“Fed Cuts, Stock Fall”
That is not a headline we read; it’s one we wrote – neatly summarising yesterday’s market action. When we looked, stocks were down more than 290 points, measured by the Dow. This followed the Fed’s announcement of another quarter-point rate cute, bringing the key rate down to 4.25%.
Apparently, investors had hoped for an even bigger boost – a cut of 50 basis points. But the Bernanke Fed seems to have decided to play it safe – give Wall Street a cut, so they won’t complain…but don’t shoot the dollar in the head.
Otherwise, oil headed back up, to over US$90…and US Treasuries had their best day in years.
A rate cut was, of course, universally expected. Last month, housing prices fell 1.5%. Next month, they will probably fall even more. Falling house prices come as a shock to many homeowners. They thought buying a place to live was a sure thing; they thought they couldn’t go wrong…even those who didn’t go down the risky mortgage path are getting a rude awakening. Their house is worth less than they thought – and it’s happening more and more.
Alas, the financial marketplace is a lot less forgiving than it was a couple years ago. Now, marginal homeowners are being squeezed by higher prices and higher mortgage payments. And marginal investors – even those with billions to throw around – are being squeezed by falling asset prices.
The word ‘credit’ comes from the old Latin word – credere – which means ‘to believe’. Investors – at the bottom and at the top – were nothing if not True Believers. They believed in the New Zoo Capitalism – in which everything is always under control…and the dangerous beasts are all behind bars. They thought the credit boom would never end…that house prices would always go up…that financial engineering could turn junk loans into triple AAA investible credits…and that the people running the zoo would always make sure the animals had enough to eat.

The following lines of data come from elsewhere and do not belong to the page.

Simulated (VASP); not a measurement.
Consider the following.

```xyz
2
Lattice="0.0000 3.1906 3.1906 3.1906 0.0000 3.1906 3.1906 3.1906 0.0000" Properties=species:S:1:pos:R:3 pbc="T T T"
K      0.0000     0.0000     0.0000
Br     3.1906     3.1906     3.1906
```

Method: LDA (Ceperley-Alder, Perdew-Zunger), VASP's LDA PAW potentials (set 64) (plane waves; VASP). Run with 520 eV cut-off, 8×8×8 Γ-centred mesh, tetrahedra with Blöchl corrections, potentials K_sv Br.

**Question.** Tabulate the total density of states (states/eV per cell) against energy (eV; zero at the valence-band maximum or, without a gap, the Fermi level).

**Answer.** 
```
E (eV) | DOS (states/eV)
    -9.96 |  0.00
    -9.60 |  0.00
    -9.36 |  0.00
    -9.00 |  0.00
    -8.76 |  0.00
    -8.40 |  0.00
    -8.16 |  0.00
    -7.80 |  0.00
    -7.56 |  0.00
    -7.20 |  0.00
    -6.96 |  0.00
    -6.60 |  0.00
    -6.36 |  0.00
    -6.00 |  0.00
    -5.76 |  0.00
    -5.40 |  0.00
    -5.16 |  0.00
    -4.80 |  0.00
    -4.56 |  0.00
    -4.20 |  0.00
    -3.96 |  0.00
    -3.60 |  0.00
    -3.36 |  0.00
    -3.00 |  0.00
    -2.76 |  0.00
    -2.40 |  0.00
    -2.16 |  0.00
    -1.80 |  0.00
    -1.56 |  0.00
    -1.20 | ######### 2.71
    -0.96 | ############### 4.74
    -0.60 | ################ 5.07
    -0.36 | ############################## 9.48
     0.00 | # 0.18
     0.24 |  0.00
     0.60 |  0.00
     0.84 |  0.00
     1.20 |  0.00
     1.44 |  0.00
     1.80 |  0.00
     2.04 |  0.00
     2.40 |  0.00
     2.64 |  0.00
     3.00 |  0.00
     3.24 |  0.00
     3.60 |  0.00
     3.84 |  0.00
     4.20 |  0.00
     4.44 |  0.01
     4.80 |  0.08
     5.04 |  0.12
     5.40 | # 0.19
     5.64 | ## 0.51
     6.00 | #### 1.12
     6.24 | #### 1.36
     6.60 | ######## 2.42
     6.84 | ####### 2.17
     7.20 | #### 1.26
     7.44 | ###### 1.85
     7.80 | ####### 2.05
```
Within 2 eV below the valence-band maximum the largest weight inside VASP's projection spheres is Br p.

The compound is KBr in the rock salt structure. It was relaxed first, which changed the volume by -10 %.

But now, it appears that the old capitalism – red in tooth and claw – is coming back.
And here’s an interesting comment…interesting because it sounds like something we might have written:
Ramachandra Bhagavatula, a managing director at New York hedge fund writes:
“What is happening is that household net worth is not growing by leaps and bounds — if anything it is going down — [which means] people actually have to start saving out of their current income. That has negative effects on spending growth. In many ways, I think the next five years in this economy could look like Japan after 1990. The big [growth] you got in variety of asset classes — financed by borrowing because of extraordinarily low rates — will come out. When you look at the economic landscape, stock prices are too high, house prices are too high, and you put all the pieces together and the size of the adjustment needed seems reasonably large. How many years does it take? Who knows? It doesn’t necessarily mean we have five years of recession — maybe just 3-4 quarters of recession.”
Our currency counsellor Chuck Butler also gave us his reflections on the interest rate cut:
“The Fed finished the year with those three rate cuts I called for back in May. And just to refresh your memories, I’ve also said that the Fed will continue to cut rates in 2008, until rates get to 3-3.25%. That’s at least another 100 BPS, folks…think we’ll be getting foreigners to line up at the door for our 3% yielding assets? Ooooh…the thought of it is giving me goose bumps!
“Yesterday, I also said that we might see the Fed change their wording of ‘balanced growth’. They didn’t go so far, but they did say, ‘Economic growth is slowing, reflecting the intensification of the housing correction and some softening in business and consumer spending. Moreover, strains in financial markets have increased in recent weeks.’
“Hmmm…doesn’t sound as if growth is balanced with risk/inflation, does it? So why didn’t they just drop the bias? Because, they know that it could ‘spook’ foreign investors. And when foreign investors get spooked, they don’t buy our assets, and when they don’t buy our assets, the current account doesn’t get financed, and when the current account doesn’t get financed…the dollar gets weaker!”